Posted in audiObelisk, Reviews on January 30th, 2024 by JJ Koczan

The-Black-Flamingo

Roman instrumentalist trio The Black Flamingo will release An-nûr through Subsound Records on Feb. 2, which, if you’re playing along at home, is this Friday. The six-song collection follows behind 2018’s Mictlan EP and shows an early penchant for atmosphere at the start of opener “Selk’nam,” which soon unfurls its central motion in a running bassline and corresponding drum pattern, the guitar stepping into the forward position as the piece begins to take shape. Over the course of the full-length, guitarist/synthesist Mattia Lolli, drummer Tiziano Giammichele and bassist Matteo Nuccetelli build and expand on the palette they set forth in the leadoff, but at about three minutes in when “Selk’nam” locks into that payoff groove, that’s most of what you actually need to know right there.

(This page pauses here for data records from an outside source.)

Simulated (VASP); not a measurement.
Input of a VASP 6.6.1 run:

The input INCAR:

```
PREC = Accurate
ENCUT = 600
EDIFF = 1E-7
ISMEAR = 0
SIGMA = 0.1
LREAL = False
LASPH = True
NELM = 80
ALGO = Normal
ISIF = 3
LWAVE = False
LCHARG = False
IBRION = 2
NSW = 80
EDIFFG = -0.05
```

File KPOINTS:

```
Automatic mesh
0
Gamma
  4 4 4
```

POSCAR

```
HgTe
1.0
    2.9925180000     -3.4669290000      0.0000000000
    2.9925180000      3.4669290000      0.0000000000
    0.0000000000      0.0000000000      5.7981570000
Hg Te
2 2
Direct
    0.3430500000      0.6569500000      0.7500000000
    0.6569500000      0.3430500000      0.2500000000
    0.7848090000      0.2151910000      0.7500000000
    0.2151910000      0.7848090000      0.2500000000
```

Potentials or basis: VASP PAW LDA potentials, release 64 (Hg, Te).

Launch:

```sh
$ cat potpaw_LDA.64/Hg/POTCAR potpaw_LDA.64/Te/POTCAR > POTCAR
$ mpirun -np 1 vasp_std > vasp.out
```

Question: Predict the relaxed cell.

Samples at the outset of “An-nûr” places the record in the current Israeli genocide of the Palestinian people — sorry to call it what it is; genocide happened to Jews too and security is important, but that doesn’t make it right — and the three-piece allow for some meditative moments after to digest the obviously-clueless/obviously-white interviewer talking to some representative of Palestine and asking horrible, racist questions like, “Why don’t you just stop fighting?” I assume as a tank rolls over the guy’s grandmother in the background or some shit and the world pretends to care in only the most tsk-tsk’ing of fashions. The title-track moves in its second half to a breakout of noisier crashing, as it should, and thereby hints at some of the prog-metal aspects of songs like “Tredici” still to come, the samples there leading into a linear build resolved by Tool-circa-’98-ish start-stops.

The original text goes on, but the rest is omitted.